The catcher could be coupled in a way that would allow it to absorb impact gradually by continuous springs.

The problem with this is that it's not possible to deflect debris. Things in orbit are moving around at 10 km/s (20,000 mph!) and when they collide, the impact is so energetic they basically vaporise. This is known as hypervelocity. Any debris striking a cow-catcher will just punch a hole through.

Currently the way spacecraft are protected from debris is through the use of Whipple shields. The principle of operation is there is a relatively thin aluminium sheet on the outside of the spacecraft, separated from the main wall by a gap. When a piece of debris strikes the outer shield, it and a portion of the thin sheet vaporise and keep going towards the main wall. However, in this process, they spread out, so the pressure of the impact on the main wall is reduced and (hopefully) they don't penetrate the main wall.

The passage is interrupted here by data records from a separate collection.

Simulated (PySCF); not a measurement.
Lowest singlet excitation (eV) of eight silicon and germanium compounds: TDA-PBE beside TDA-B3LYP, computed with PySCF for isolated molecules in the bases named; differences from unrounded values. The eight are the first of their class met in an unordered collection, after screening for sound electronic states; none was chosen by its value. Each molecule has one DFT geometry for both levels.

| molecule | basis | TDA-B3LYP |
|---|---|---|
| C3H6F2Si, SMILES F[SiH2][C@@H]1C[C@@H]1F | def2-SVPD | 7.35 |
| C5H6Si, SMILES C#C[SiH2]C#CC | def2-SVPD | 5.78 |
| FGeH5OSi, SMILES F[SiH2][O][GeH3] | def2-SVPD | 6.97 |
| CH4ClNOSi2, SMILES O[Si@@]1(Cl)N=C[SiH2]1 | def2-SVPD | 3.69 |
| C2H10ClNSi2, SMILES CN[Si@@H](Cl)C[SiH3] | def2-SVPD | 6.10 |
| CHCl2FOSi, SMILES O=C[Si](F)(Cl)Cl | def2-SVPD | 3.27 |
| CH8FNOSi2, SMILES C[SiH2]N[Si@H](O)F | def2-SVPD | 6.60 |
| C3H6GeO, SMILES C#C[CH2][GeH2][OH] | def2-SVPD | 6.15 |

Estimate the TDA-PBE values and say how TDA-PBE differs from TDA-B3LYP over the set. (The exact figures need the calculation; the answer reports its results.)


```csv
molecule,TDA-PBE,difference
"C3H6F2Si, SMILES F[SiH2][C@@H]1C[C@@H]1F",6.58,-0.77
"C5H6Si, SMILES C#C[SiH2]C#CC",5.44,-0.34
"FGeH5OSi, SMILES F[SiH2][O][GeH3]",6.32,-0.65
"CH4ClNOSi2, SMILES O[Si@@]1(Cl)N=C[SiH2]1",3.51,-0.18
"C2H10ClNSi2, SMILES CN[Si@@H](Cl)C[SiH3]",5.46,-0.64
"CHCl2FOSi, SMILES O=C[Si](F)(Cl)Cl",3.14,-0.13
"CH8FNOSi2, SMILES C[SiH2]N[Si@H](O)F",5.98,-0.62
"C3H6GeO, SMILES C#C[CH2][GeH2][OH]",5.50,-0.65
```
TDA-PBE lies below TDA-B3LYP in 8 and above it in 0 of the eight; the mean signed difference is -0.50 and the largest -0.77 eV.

...their path is constantly changing to a lower altitude. This suggest to me that the first contact with debris would be likely have would be on that bottom edge.

Satellites' orbits do decay to tenuous atmospheric drag; however, the rate of change in altitude is insignificant compared to the orbital velocity (10 km/s) so on average debris will just strike the front and sides of the spacecraft. (When debris collides with a spacecraft, remember that it's 2 orbital trajectories crossing)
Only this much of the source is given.